# Spicy Honey Glazed Tilapia (with Q-Vue)



## czarcastic (Feb 19, 2011)

This was simple and quick enough to make as a weekday meal.  

First, I brined the fish for a little over an hour in a solution of 2qt water, 1/4 cup kosher salt, 1/2 cup white sugar







	

		
			
		

		
	
\

Rinsed and patted dry, rubbed some olive oil on the bottoms and then spread the tops only with honey, black pepper, cayenne pepper, and a little sea salt







On to a little tray and into the smoker for 1 hour @ 225º







One hour later, the fish flakes with a fork, so it's done.







Made a little spicy honey (2 Tbs honey, 1/8 tsp cayenne) and drizzled it over the top as soon as they came off the smoker.

Served with a creamy parmesean risotto (box mix - not home made), and buttered peas.













Dinner is served!

Just some quick notes:  

I made four pieces, the other two will go into a smoked fish spread (cream cheese, mayo, celery, onion powder, red pepper flakes, lemon juice)

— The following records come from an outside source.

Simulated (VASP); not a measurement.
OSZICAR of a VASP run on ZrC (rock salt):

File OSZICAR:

Tilapia absorbs a lot of smoke quickly.  I had used one small chunk each of  hickory and mesquite.  To me, it was almost too smoky.  Next time, I will use apple and/or cherry and reduce the amount of wood.  

Enjoy!


----------



## les3176 (Feb 19, 2011)

OH MAN i could use a plate of that!!! Looks amazing! Nice job!


----------



## scarbelly (Feb 19, 2011)

I know one of those plates is mine for sure - Looks great


----------



## jirodriguez (Feb 19, 2011)

That is some seriously good looking fish! A+ on that plate of dinner!


----------



## rbranstner (Feb 19, 2011)

That fishing looks outstanding! Great job!


----------



## virginiasmokesignal (Feb 20, 2011)

Czarcastic, that is some great looking fish!  I like fish but my father absolutely loves it and he LOVES Tilapia.  I have never smoked fish but looks like that is going close to the top of my to do list!  Great job man!

Your SMF Friend,

Barry


----------



## SmokinAl (Feb 20, 2011)

Nice job Czar, we eat tilapia all the time, smoked, grilled, pan fried, baked, you name it. Yours looks delicious!


----------



## rbranstner (Feb 20, 2011)

Even today that fish looks so AWESOME!


----------



## Bearcarver (Feb 20, 2011)

OK---I got a Yankee question:

First of all, that Tilapia looks ABSOLUTELY AWESOME !

My question is, "Did you buy them, or catch them in Florida?"

The reason I'm asking is we don't have Tilapia in Eastern PA.

I used to catch hundreds of them, with an Ohio buddy of mine, when we were stationed in Hawaii, so I know Tilapia are in Hawaii, like Bluegills are in PA.

They do sell them in stores around here, but I don't know where they come from.

Thanks,

Bear


----------



## rbranstner (Feb 20, 2011)

It seems like Tilapia have blown up around the area in the past few years. Some family friends of of my parents run a semi truck up to Toronto every week with a load of live Tilapia and they make good money. I think they pick them up somewhere then run them to Toronto.


----------



## fester (Feb 20, 2011)

Looks great I am definitely putting this on my todo list!


----------



## czarcastic (Feb 20, 2011)

Bear,

These were store-bought. Little fish market called J&K Seafood about 5 minutes from me. I think they were something like $4.99/lb.  Tilapia is pretty much available here year-round even at the grocery stores like Publix and Albertson's in the meat/seafood counters.  Not sure where they come from.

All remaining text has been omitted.